The human is something that will be overcome. Man is like a rope, stretched between the animal and a superior form of human—a rope over an abyss. What is great in the human is that it is a bridge and not an end.
—Friedrich Nietzsche, Thus Spoke Zarathustra1
In his “Letter on Humanism,” a letter written in December 1946 to the French philosopher Jean Beaufret in response to his questions, Heidegger formulated a searing critique of Western humanism. Although the critique is justified, it ignores how this humanism encouraged the flourishing of the arts and the sciences and laid the groundwork for the social and political progress represented by the Enlightenment. Heidegger ventures his critique in the name of, and for the sake of, another humanism. Although this other humanism can for the most part be gleaned only by carefully considering the substance of the critique and its far-reaching implications, I submit that, in at least one crucial respect, it takes over and reaffirms the humanism it inherited, making us take responsibility for the world we have created.
Formulated in a preliminary way for the purposes of this introductory chapter, I think it is fair to say that, for Heidegger, we of the Western world are enthralled and captivated by our enormous powers, above all, our technological powers. The humanism that Heidegger fears, criticizes, and warns against is an ideology that justifies and encourages us, we human beings, especially those belonging to the Western world, to make ourselves—and our happiness, a happiness he regards as tragically corrupted—the absolute measure of all things. It is a humanism that, as Heidegger represents it, glorifies human power—a Nietzschean will to power—that today is primarily technological and technocratic. With this unprecedented power, we rule over earth and sky. But we are not willing to acknowledge the responsibilities that this rule makes imperative.
The Lacandon Mayans, a tribe struggling to survive the loss of its forest and all the life it sustained, used to regard the gigantic ancient trees of their forest as the “lords of the earth.” In that attitude, which we dismiss as childlike, there is awe, wonder, humility, reverence, and respect. They did not destroy the forest to exploit its lumber for commerce and profit. Their religion kept them in harmony with the exigencies of their environment, the earth, the waters, the sky. They made use of nature to serve their fundamental needs; they did not destroy it in greed; and they, in turn, served nature as its guardians. We, however, are making ourselves the lords of the earth, leaving nothing untouched by our avarice, our endless lust for material pleasures, our arrogant authority, imposing our will, our measure, on all things:
What the people of the city do not realize . . . is that the roots of all living things are tied together. When a mighty tree is felled, a star falls from the sky. . . . I know that soon we must all die. There is too much coldness in the world now; it has worked its way into the hearts of all living creatures, and down into the roots of the grass and the trees.2
As we are incapable of infinite extension, infinite power, we reduce the immeasurable to something within our limited powers to measure. In that way, we lose for moral guidance the perspective of the immeasurable. Our hands are no longer guided, as Heidegger says, by gestures “befitting the measure”: “Gebärden die dem Maß entsprechen.” Can we learn how to “dwell poetically”: on the earth and under the sky? Thinking of Hölderlin’s verse, “dichterisch wohnet der Mensch,” that is Heidegger’s question (GA 7: 202/ PLT 223).

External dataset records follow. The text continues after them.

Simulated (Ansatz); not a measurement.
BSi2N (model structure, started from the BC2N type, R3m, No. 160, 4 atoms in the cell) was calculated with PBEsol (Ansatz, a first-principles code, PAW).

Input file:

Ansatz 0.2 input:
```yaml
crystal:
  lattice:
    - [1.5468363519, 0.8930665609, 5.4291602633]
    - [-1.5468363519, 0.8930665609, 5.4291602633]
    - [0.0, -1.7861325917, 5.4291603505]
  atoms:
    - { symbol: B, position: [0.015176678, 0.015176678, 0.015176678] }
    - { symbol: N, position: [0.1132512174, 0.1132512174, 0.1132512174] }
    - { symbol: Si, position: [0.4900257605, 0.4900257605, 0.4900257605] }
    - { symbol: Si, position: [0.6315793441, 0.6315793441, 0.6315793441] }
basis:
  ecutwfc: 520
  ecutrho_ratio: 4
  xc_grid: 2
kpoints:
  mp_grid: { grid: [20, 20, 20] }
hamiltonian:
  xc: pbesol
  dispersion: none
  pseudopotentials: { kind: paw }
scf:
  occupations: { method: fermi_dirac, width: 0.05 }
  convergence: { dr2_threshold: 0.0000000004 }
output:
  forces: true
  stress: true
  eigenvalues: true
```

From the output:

The humanism that emerged in the Renaissance was a revolution revolting against the God-centered world of the medieval age and joyously affirming celebrating the importance and merit of this human, earth-bound world. Instead of submitting every nook and cranny of this jumbled world to God’s omnipotent, all-encompassing, all-seeing gaze and judgment, Renaissance humanism recognized that its world could be seen from many different points of view: although acknowledging a vanishing point, a point beyond which the power of the human eye cannot venture, it ordered the world according to the geometric law of perspective. This was a rationalizing order imposed on a disorderly world; but it was also an order that expressed a new self-confidence, a new faith in our capacity, as human beings, to create a world for ourselves worthy of our moral aspirations. However, according to the narrative Heidegger wants to tell, in the centuries that followed the Renaissance, this measured humanism, still earth-bound, still conscious of its limits, its finitude, became increasingly arrogant, increasingly narcissistic, increasingly drunk on its power. Humanism became a doctrine encouraging and justifying a will to power that knows no limits. And in order to defend and maintain this power, it reduced the immeasurable to what human power could measure and reduced the ontology of being to an ontology that can only recognize beings.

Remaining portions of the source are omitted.